England passed another odious law in 1697, requiring “paupers” to wear a blue or red “P” on their clothing. Most estimates claim that by the eighteenth century, half of England was living barely at the sustenance level. A century later, much dreaded workhouses were developed, where the unfortunate poor labored long hours in order to be modestly fed and housed. As London described it in his book, while the vaunted British Empire never saw the sun set upon it, an alarming number of her citizens were struggling in absolute squalor.

As a Baby Boomer, born in 1956, I took for granted the standard of living I enjoyed, in my lower middle-class family. Our neighborhood was quiet and safe, and my mother was always there to meet me when I arrived home from school. My father never made much money, but there was a sense of security there, and an idea that my future prospects were in my own hands. There were plentiful jobs during the 1970s and 1980s, and opportunities for promotion. Not to mention yearly raises at almost any position, and peak level benefits across the board.

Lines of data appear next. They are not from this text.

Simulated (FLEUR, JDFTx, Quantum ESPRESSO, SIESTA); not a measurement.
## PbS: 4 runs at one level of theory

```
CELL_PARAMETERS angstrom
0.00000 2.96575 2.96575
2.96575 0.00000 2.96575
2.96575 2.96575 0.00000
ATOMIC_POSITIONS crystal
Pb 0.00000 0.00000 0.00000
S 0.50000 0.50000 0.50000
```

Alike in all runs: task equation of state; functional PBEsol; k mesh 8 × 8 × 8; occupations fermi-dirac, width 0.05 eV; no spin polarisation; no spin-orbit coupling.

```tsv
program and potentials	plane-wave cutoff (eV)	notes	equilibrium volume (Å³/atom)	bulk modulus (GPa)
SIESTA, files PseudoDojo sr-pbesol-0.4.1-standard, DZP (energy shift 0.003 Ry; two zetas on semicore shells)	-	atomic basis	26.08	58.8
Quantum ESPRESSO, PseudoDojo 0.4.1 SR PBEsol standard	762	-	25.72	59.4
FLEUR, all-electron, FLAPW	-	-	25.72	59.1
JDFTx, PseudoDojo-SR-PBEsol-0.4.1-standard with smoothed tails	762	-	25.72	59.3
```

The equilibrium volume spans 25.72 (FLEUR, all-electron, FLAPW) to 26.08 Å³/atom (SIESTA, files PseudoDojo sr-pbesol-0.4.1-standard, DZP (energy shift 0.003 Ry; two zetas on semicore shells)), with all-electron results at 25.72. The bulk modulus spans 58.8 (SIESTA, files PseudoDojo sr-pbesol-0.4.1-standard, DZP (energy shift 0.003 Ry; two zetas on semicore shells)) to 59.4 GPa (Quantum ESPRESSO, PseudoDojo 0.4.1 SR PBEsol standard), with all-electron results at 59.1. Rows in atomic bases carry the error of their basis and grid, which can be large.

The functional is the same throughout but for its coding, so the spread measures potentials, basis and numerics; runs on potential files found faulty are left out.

Flash forward to 2016. The true unemployment rate is unknown, because the government releases phony numbers that count only those who are currently collecting unemployment benefits. But it certainly is the highest it’s been in my lifetime, and the kinds of jobs that are available tend to pay minimum wage or barely above that, with zero chances of advancement and no yearly raises. And benefits that were once enjoyed by nearly all full-time workers are becoming a thing of the past, what is increasingly referred to everywhere as “the new normal.”

The Right has unleashed their Ayn Rand-driven hostility towards the poor onto much of our society at large. The poor really, really aren’t “cool.” Much as the mentally retarded and other disabled persons used to be locked away, to be seen only by their caregivers, the poor are seen as an embarrassing nuisance that won’t go away. If some “conspiracy theorists” are right, there has already begun a class cleansing in some big cities, with the poor being scooped up and transferred to those diabolical FEMA camps.

One of the most hard-edged admonitions from the Bible, the “he who doesn’t work shall not eat” one, is becoming quite popular with the “conservatives” who still manage to unashamedly dress up and appear at church each Sunday. These folks would also like to eliminate the minimum wage, which is already a pittance no one can live on. And they’ve converted the wealthy into “job creators” in the public mind. They  blanch like vampires in the sunlight at any references to my favorite Biblical verse, where Jesus talked about it being easier for a camel to go through the eye of a needle than for a rich man to enter the kingdom of heaven.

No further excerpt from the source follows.